I have seen this movie more than a few times, so I wasn't that eager to revisit it, although I knew it must inevitably be covered on this site, if it is to be considered credible at all. I saw this soon after it came out, whereupon I was amazed at how astonishingly awful it was, the only positive being Brian Blessed's bear icon turn as the king of the hawkmen. I became re-intrigued when I discovered, to my shock, that it is directed by Mike Hodges, of the amazing Get Carter and the quite nice Pulp (but also of the horrid Terminal Man). WHAT could Hodges want from directing such a thing? This was made more comprehensible once I learned that the rights were bought by Dino De Laurentis (which does kind of explain everything) and that Hodges was a late choice after Nicholas Roeg and others had turned it down. And then upon learning that the production was such a mess that Hodges once quipped that this was "the only improvised $27-million movie ever made."
Other interesting tidbits before we get started are that George Lucas went ahead and developed Star Wars only AFTER learning that the rights to Flash Gordon were already acquired, and that THIS movie was developed only AFTER the success of Star Wars. One other personal reminiscence is that I can recall all the hoopla building up the fact that Queen was delivering a fantastic new single which was the Flash Gordon theme and then hearing it for the first time and thinking... "This?..... THIS???" Yes, it was a bizarre, unappealing aberration even then.

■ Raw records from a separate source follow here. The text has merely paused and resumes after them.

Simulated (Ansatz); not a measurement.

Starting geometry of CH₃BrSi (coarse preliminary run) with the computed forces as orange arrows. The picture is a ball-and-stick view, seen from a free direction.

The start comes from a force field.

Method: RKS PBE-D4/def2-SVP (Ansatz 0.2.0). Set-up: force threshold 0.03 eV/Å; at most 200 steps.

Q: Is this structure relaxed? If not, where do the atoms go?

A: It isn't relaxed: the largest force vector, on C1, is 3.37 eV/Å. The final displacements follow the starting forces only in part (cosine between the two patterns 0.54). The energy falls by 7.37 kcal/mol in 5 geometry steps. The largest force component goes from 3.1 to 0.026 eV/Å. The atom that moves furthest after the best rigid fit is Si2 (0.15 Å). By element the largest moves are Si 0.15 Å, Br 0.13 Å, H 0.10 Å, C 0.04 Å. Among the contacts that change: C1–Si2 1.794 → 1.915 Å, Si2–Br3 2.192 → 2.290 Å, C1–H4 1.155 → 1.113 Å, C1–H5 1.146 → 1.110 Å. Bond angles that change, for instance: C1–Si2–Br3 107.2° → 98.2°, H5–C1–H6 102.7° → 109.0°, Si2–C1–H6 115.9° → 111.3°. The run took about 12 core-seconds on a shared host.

Okay! So we open with some space-targets on Earth and hear a deep, evil voices talking about it in that old sci-fi cliche: "The inhabitants refer to it as the planet... EARTH." This is apparently Ming the Merciless and his buddy, who go around toying with planets for their personal amusement. They have buttons that set off earthquakes, typhoons and, most mysteriously, "hot hail." Is the such a thing as hot hail? If so, I was unaware of it. Flash arrives at an airfield where he meets the comely Dale Arden, who is not a brilliant scientist or a sizzling supermodel or an accomplished actress, but a TRAVEL AGENT. Hmmm, I guess we have to remember that the origins of this thing are in the 1930s. They get in the air and start flirting, where we learn that Flash is the nationally-known star quarterback of the New York Jets, a fact I kept misunderstanding as that star Sam Jones himself was the quarterback, because his acting skills certainly seem to be what you would expect of a quarterback. The pilots say "Look! At ten o'clock!" then we have a shot out the front and see... nothing. Later, a ball of something with Ming's face superimposed on it hits the plane and next thing you know, the pilots are gone. Flash takes the controls and crashes the plane.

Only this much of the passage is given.